Sun Java System Application Server Enterprise Edition 8.1 2005Q2 High Availability Administration Guide

Stateful Session Bean Failover

Stateful session beans (SFSBs) contain client-specific state. There is a one-to-one relationship between clients and the stateful session beans. At creation, the EJB container gives each SFSB a unique session ID that binds it to a client.

An SFSB’s state can be saved in a persistent store in case a server instance fails. The state of an SFSB is saved to the persistent store at predefined points in its life cycle. This is called checkpointing. If enabled, checkpointing generally occurs after the bean completes any transaction, even if the transaction rolls back.

However, if an SFSB participates in a bean-managed transaction, the transaction might be committed in the middle of the execution of a bean method. Since the bean’s state might be undergoing transition as a result of the method invocation, this is not an appropriate time to checkpoint the bean’s state. In this case, the EJB container checkpoints the bean’s state at the end of the corresponding method, provided the bean is not in the scope of another transaction when that method ends. If a bean-managed transaction spans across multiple methods, checkpointing is delayed until there is no active transaction at the end of a subsequent method.
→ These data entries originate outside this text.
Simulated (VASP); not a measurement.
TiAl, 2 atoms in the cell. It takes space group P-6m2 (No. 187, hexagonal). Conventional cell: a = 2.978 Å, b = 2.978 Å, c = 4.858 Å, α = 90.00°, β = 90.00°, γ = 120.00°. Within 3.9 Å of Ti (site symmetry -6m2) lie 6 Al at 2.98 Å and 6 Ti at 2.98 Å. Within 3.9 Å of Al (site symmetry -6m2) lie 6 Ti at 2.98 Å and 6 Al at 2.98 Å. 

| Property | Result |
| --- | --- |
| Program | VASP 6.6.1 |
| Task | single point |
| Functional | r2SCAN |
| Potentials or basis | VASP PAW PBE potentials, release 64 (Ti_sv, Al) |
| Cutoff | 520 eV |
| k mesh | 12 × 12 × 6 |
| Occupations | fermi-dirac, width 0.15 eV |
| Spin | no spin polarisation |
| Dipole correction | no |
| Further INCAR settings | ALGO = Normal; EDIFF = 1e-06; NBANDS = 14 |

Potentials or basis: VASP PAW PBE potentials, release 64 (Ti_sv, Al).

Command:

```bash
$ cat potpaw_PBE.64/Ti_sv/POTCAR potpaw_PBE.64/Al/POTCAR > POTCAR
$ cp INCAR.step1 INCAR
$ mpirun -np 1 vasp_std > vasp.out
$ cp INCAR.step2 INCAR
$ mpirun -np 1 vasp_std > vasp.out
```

The state of an SFSB is not necessarily transactional and might be significantly modified as a result of non-transactional business methods. If this is the case for an SFSB, you can specify a list of checkpointed methods, as described in Specifying Methods to Be Checkpointed

If a distributable web application references an SFSB, and the web application’s session fails over, the EJB reference is also failed over.

If an SFSB that uses session persistence is undeployed while the Application Server instance is stopped, the session data in the persistence store might not be cleared. To prevent this, undeploy the SFSB while the Application Server instance is running.

Configuring Availability for the EJB Container

ProcedureTo Enable Availability for the EJB Container

  1. Select the EJB Container Availability tab.

  2. Check the Availability Service box.

    To disable availability, uncheck the box.

  3. Change other settings as described in Availability Settings

  4. Click on the Save button.

  5. Restart the server instance.

Equivalent asadmin command

To enable availability for the EJB container use the asadmin set command to set the following three properties for the configuration:

For example, if config1 is the configuration name, use the following commands:

asadmin set --user admin --passwordfile password.txt --host localhost --port 4849config1.availability-service.ejb-container-availability.availability-enabled="true"

asadmin set --user admin --passwordfile password.txt --host localhost --port 4849config1.availability-service.ejb-container-availability.sfsb-persistence-type="file"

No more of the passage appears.